07 June 2019
Posteado en : Opinion
The director of FIIAPP, Anna Terrón, reflects on horizontal cooperation and knowledge transfer
As part of her participation in the seminar “La Agenda 2030 y el desarrollo en Iberoamérica. Retos para las políticas de cooperación internacional (The 2030 Agenda and development in Ibero-America. Challenges for international cooperation policies)”, organised by the Carolina Foundation, the director of FIIAPP highlighted the main ideas she talked about in her presentation “Cooperación horizontal y transferencia de conocimientos (Horizontal cooperation and knowledge transfer)”.
The first thing to underline is FIIAPP’s commitment to the 2030 Agenda both domestically and internationally, as well as the relevance of SDG 17, on public partnerships and peer-to-peer learning, and SDG 16, on rule of law and effective, transparent institutions. Implementing the agenda is vital to be able to talk about horizontal cooperation and it’s linked to two main ideas: the lessening in importance of income levels in mutual cooperation, and the greater importance of peer-to-peer learning.
As an aside, there is also the political question to consider of the importance of the strategic alliance between Europe and Latin America, which was highlighted in the joint communiqué from the European Commission and the High Representative for EU-Latin America, but is yet to be reflected in the new multiannual financial framework (MFF) or the new cooperation instruments for the 2021-2027 period, both of which are currently in the discussion phase.
For the distribution of cooperation funds from the European Union to Latin America a new concept of development in transition must be applied that isn’t based on average income, but rather should be established on the basis of the challenges posed by development traps, such as productive models, institutional weaknesses, inequalities, social cohesion, the climate threat, criminality, and the mobility of people, amongst others.
The importance of peer-to-peer learning
Adapting or reforming new policies usually creates uncertainty in governments, but that can be reduced with the experience of countries that have adopted them in the past. Peer-to-peer learning offers governments the chance to update their knowledge and guide their decision-making. European cooperation helps strengthen these kinds of knowledge exchange dynamics in public policies between countries.

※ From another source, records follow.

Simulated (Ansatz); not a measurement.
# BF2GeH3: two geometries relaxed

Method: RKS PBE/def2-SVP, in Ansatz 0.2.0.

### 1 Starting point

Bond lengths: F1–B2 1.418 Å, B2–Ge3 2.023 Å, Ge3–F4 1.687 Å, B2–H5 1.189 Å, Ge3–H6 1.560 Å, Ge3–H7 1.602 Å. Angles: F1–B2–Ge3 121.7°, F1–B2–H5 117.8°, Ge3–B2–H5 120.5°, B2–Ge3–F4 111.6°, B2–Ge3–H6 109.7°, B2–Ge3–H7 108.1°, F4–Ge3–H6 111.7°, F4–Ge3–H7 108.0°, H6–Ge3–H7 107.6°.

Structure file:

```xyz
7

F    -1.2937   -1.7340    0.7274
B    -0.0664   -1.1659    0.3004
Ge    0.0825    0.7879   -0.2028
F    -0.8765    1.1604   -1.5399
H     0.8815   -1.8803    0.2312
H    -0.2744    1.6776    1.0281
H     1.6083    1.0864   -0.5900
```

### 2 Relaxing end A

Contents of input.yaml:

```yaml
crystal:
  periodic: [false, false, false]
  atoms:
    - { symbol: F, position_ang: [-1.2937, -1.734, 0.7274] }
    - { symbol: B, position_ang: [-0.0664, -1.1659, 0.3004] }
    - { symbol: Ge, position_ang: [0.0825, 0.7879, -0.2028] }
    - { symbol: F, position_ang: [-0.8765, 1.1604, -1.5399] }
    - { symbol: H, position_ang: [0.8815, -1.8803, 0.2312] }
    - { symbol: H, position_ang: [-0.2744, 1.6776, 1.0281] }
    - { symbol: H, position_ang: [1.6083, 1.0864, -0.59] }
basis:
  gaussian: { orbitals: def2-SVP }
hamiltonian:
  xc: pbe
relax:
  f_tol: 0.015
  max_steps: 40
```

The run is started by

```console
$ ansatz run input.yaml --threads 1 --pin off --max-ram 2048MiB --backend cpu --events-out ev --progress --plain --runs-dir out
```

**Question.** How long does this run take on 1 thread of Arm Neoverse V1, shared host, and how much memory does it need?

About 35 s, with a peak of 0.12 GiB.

The value of member state experience
Managing regional cooperation programmes has given European agencies an understanding of the needs of the countries of Latin America and the Caribbean, as well as the most relevant experiences of both continents. All of this knowledge must be leveraged alongside the shared efforts of European cooperation as a whole for the gradual construction of a European cooperation system. To do that, progress must be made on mutual recognition of procedures and simplification of joint response formulation. The shared efforts between European and Latin American administrations is an investment and a commitment to global governance based on European values, rule of law and the social agenda.
The role of cooperation agencies
As part of the framework of new paradigms established by the global agenda, which is redefining international cooperation, it is vital for cooperation agencies to highlight the value of our experience and build, alongside the European Commission, a cooperation system based on peer-to-peer learning and commitments to the development agenda.
Peer-to-peer learning also makes it possible to share the same language, even when our languages are different, to share problems and challenges, and to become more capable of understanding and finding joint responses. The role of cooperation stakeholders should be based on partnerships between administrations and being by their side to help frame the policy reform processes in terms of comprehensive and coherent visions within sustainable development processes.
Technical cooperation as the basis of financial cooperation
I maintain that we must commit to financing based on the principle of “policies first”, where knowledge and technical assistance must enrich the political dialogues for making decisions on the actions to be supported. Implementing innovative financing mechanisms is in line with the agenda of the shared values we mean to build with Latin American partner countries.
FIIAPP in this context
FIIAPP’s mandate is to promote the participation of administrations in international cooperation projects. We are a development partner for the countries of Latin America, a stakeholder in Spanish cooperation, and an integral part of the European international cooperation system. All of the Spanish cooperation community is very strongly committed to the 2030 Agenda, bilateral cooperation and European cooperation with Latin America.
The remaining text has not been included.